Leadership, he says finally, is crucial to the good running of a prison. “There is good practice, some very good practice in many of the prisons I’ve visited and where we find it we will report on it so it can be picked up and replicated. And there is bad practice and we will report on that too. But when I go around a prison and get asked if I’m the governor, what does that say about the visibility of the governor? Strong leadership is essential.”

Work and Pensions Committee

 Haspublished the Government’s response to its report on the support for ex-offenders leaving prison.
 which indicates that the Government has accepted the case made for many of the Committee’s recommendations and is looking for ways to take them forward, including considering a range of ways to incentive employers to take on ex-offenders leaving prison. The suggestion of offering reduced National Insurance contributions to those employers is particularly “noted with interest”.

Today’s report shows that current government policy is failing people with convictions. There is no one person in government with responsibility for helping prison leavers into work and no clear strategy for how different agencies should work together to get people with convictions into employment.

“We are delighted that the Work and Pensions Committee has listened to the evidence that we submitted and has made a number of recommendations which, if implemented by government, would vastly improve the chances of people with convictions to become positive members of society rather than burdens of the state. Only a quarter on people leaving prison have a job to go to, yet stable employment significantly reduces the likelihood of people re-offending in the future.”
“Employers need to be encouraged to change their recruitment practices, and piloting a reduction in National Insurance contributions for those who actively employ people with convictions is a welcome step forward. Unlock supports the Committee’s recommendation of taking the “ban the box” campaign further by considering putting it on a statutory footing for all employers. We know that this practical change in recruitment practice, alongside other ‘fair chance recruitment’ measures, increases the chances that employers will recruit people with convictions.”

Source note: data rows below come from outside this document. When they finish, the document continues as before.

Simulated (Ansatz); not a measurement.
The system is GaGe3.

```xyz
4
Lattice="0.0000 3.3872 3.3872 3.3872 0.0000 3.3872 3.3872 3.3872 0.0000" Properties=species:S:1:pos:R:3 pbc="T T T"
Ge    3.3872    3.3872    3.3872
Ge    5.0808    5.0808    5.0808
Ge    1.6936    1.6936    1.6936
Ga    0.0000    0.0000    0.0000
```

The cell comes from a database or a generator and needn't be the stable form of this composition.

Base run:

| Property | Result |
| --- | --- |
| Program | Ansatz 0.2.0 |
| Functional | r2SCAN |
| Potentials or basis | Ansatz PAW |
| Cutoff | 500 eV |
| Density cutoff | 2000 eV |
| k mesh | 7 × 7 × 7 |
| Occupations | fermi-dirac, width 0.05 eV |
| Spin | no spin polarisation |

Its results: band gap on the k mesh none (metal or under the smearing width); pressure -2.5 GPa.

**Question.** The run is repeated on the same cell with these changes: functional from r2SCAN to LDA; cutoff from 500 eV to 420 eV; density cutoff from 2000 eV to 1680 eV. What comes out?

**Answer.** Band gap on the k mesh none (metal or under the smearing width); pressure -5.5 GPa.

“We are pleased that the Ministry of Justice is working on a new employment strategy. This needs to be done jointly with the Department for Work and Pensions and place significant focus on people with convictions in the community. Crucially, it must recognise that no level of training or education in prison will overcome the negative approaches taken by employers, so supporting and challenging employers in their recruitment practices needs to be a fundamental part of this strategy. More broadly, government needs to fundamentally reform the law around criminal records disclosure to prevent the unnecessary and disproportionate barriers that people face long after they’ve served their sentence.”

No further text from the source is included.